Villa 5 of Pearl Farm in Davao: Fashionably indigenous address | Lifestyle.INQ

OCTOBER 27, 2022

BALANCED symmetry is achieved by the two oversized abaca rope lounge chairs and a pair of butaka with bakbak-woven chairs by Milo Naval. Brias’ t’nalak ottoman and cushions complement and contrast Naval’s work.
BALANCED symmetry is achieved by the two oversized abaca rope lounge chairs and a pair of butaka with bakbak-woven chairs by Milo Naval. Brias’ t’nalak ottoman and cushions complement and contrast Naval’s work.
WEATHERED by time, the wooden staircase was replaced by textured concrete. Instead of even treads, steps graduate in size, getting narrower to the top.
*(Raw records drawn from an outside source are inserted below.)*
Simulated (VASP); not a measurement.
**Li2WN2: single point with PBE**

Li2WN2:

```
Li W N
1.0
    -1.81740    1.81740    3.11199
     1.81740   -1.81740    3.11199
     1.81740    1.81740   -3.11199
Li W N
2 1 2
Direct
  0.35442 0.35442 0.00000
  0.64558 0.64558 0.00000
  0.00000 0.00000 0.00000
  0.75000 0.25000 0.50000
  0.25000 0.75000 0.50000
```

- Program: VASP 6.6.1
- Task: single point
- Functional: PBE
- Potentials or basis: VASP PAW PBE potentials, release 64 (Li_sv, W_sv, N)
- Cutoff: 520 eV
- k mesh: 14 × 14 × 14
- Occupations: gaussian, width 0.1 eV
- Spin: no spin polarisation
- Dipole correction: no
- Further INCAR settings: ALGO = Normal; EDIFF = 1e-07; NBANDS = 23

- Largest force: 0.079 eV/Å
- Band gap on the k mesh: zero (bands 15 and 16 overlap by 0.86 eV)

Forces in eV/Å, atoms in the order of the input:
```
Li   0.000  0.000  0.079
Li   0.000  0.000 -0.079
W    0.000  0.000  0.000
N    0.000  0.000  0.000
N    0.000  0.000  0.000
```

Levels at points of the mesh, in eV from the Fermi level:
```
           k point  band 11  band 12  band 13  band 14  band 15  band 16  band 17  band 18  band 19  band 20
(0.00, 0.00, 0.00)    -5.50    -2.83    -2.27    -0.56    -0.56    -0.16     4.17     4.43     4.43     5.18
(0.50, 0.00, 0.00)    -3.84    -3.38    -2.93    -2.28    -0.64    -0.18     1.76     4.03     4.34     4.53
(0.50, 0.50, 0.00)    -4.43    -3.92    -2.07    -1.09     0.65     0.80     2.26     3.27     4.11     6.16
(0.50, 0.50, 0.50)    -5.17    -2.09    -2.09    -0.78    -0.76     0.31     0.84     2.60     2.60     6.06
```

Two decades ago, Pearl Farm Resort in Davao made it to Architectural Digest which noted its modern Filipino aesthetics.


Architect Francisco Mañosa had built a cluster of modern villas above the sea, much like the house on stilts of the Badjaos and the Samals. The villas were assigned to the children of Don Antonio Floirendo, founder of the agricultural company Tagum Agricultural Development Co. (Tadeco) and the resort. The villas reflected the personalities of their inhabitants.


Maria Cristina “Maricris” Floirendo-Brias, creative director of Tadeco Livelihood and Training Center, has since been working with the tribes in her father’s plantation to create world-class home products using t’nalak and other organic materials.


“I started with cushions with T’boli patterns, frog patterns, coco beads and t’nalak,” said Brias.


Tadeco as a brand has become synonymous with t’nalak, the woven abaca fiber that is infused with natural dyes, made by the T’boli tribes.


Eventually, Brias’ pillows would be found in the country’s most stylish homes and in trade fairs here and abroad.


During the holidays, she would invite colleagues from the design world, such as Tes Pasola and Tony Gonzales, to Pearl Farm. In Brias’ personal Villa 6, she would ask Pasola’s and Gonzales’ advice on how to spruce it up.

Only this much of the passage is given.